Kurt Elling: On the Wings of Song and Poetry, as City Lights Flicker
The singer Kurt Elling projects in strong, concentrated gusts: a half-second of inflation and then the word itself, drawn out and oversized. He can sound like a horn, and works in long, free-ranging solos, sometimes making that process literal by mimicking actual solos in word-based “vocalese,” after the manner of Jon Hendricks.
Few other jazz singers have his Coltrane-like command over a long, droning note, and he revealed that power several times in a succinct and powerful set at the Allen Room in Rose Hall on Thursday night, a double bill with the singer Luciana Souza.
Mr. Elling began with the standard “More Than You Know,” with a trio directed by his pianist Laurence Hobgood, and then went through a long adaptation of Grover Washington Jr.’s “Winelight,” with his own lyrics. Mr. Elling uses microphone technique to strengthen his communication; he drew it closer or pushed it away as he needed, and he found great momentum. At a certain point in the “Winelight” solo he had said his piece, yet kept on going anyway. He laid in tricks that he hadn’t quite built toward, starting a growling-drone passage, and then a rapid, machine-gun set of short scat syllables.
The poet Robert Creeley – who died on Wednesday – was honored during a lull in the middle of Mr. Elling’s song “Man in the Air.” Reciting Mr. Creeley’s “Signboard” over sparse accompaniment, he made the audience ignore the city lights through the high glass window behind him and focus on a short, hard, unmannered poem, before a drum solo. And before ending, he explored another good, intuitive idea: singing “In the Wee Small Hours of the Morning,” over an arrangement based on Keith Jarrett’s delicate instrumental trio version of the song. The less specific Mr. Elling is about what he’s attempting, the better he gets.

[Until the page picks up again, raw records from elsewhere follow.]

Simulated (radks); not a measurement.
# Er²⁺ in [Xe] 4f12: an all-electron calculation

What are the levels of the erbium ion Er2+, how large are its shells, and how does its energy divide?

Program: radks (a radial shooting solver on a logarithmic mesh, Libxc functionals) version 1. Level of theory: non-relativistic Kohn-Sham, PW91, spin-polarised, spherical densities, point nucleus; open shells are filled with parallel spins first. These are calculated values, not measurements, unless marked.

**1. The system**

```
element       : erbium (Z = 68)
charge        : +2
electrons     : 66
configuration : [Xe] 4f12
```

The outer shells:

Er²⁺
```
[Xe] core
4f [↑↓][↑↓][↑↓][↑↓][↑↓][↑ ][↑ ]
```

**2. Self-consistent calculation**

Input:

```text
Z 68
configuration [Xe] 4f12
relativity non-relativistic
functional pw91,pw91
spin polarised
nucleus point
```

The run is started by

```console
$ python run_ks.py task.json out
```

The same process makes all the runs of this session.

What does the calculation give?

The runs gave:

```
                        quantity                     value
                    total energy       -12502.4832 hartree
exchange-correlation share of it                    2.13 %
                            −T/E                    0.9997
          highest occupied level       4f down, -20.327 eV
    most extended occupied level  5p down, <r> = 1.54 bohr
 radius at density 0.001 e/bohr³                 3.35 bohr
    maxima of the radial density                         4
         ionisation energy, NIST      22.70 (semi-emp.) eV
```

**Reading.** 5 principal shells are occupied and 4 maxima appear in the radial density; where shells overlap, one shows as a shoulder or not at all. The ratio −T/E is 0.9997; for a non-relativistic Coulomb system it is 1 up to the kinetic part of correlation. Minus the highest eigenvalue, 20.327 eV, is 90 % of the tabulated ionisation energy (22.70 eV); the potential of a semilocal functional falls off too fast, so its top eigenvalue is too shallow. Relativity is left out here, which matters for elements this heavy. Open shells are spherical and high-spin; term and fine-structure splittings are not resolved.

Ms. Souza uses poetic texts as well but has a tidier and quieter style: she never gets anywhere near Mr. Elling’s level of volume, and her precise pitch grows likably vulnerable in the middle of her alto voice. Her band plays more tightly scripted arrangements, and she sang some poems by Neruda, backed by her own ambitious composing, a progressive jazz-into-pop style; she also sang a few songs by Antonio Carlos Jobim in Portuguese.
Her use of text has been quite careful, but she may be getting freer. One of her new pieces, “Poetry 101,” collided small portions of different poems – four lines from Elizabeth Barrett Browning, a few from Neruda and Robert Frost, the beginning of Elizabeth Bishop’s “One Art.”